I thought that getting out of high school would mean a face as clear as ivory snow. A face that looked like creamy, buttermilk perfection…but I was wrong. And then college came and I was sure that ending my matriculation would mean ending my problems with blemishes…again, wrong. Perhaps it took the ripe of age of 25 for my face to grow out of its proclivity for nasty splotches. But my face didn’t get the memo so I moved the age to 30. 30 was positively ancient. By 30 I would definitely never get another pimple again. And then I woke up with two today. Not one, two. And 30 passed me by eons ago.

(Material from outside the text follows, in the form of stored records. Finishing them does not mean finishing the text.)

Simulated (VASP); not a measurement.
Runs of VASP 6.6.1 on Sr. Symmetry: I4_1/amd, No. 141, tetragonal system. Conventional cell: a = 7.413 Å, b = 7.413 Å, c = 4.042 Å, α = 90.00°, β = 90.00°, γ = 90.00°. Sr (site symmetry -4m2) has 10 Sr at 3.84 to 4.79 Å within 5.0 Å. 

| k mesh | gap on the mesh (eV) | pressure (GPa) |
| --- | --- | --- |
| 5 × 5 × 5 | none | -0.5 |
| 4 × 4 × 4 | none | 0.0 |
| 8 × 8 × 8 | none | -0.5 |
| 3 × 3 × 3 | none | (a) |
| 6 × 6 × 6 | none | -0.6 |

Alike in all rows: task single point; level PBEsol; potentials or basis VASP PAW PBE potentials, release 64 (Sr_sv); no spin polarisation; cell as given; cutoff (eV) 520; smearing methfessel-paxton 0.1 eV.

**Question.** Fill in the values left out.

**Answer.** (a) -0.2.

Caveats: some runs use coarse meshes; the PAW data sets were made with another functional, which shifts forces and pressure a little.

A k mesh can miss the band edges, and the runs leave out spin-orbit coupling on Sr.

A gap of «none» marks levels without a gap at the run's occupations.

Looking at my face in the bright glow of my bathroom mirror I grimaced. On the left was a tiny shiner that hurt like hell. If felt as if somebody was stabbing me above the eye with a sharp needle. How could something so small hurt so gosh-darn much? On the right side of my face was a gigantic welt that looked like a hive from a bee sting. I mean it was huge. When I turned my head to the profile it stuck out like a topography map. I had my own little Mt. Pimpluvious. I could put a flag on it and claim it for the French.
Looking back and forth between the two felt like watching a tennis match. And then I noticed off to the distance in the right another one. I had missed it at first because of the sheer size of Mt. Pimpluvious, but now I could see it quite clearly. I had a trifecta on my hands. A connect-the-dots of ugly splotches. A nightmare, in other words.
I don’t know about you guys out there who are reading this right now, but pimples? At my age? I’m raising the bar to 35 and having a serious talk with my face. If my face can’t figure it out by then…I give up.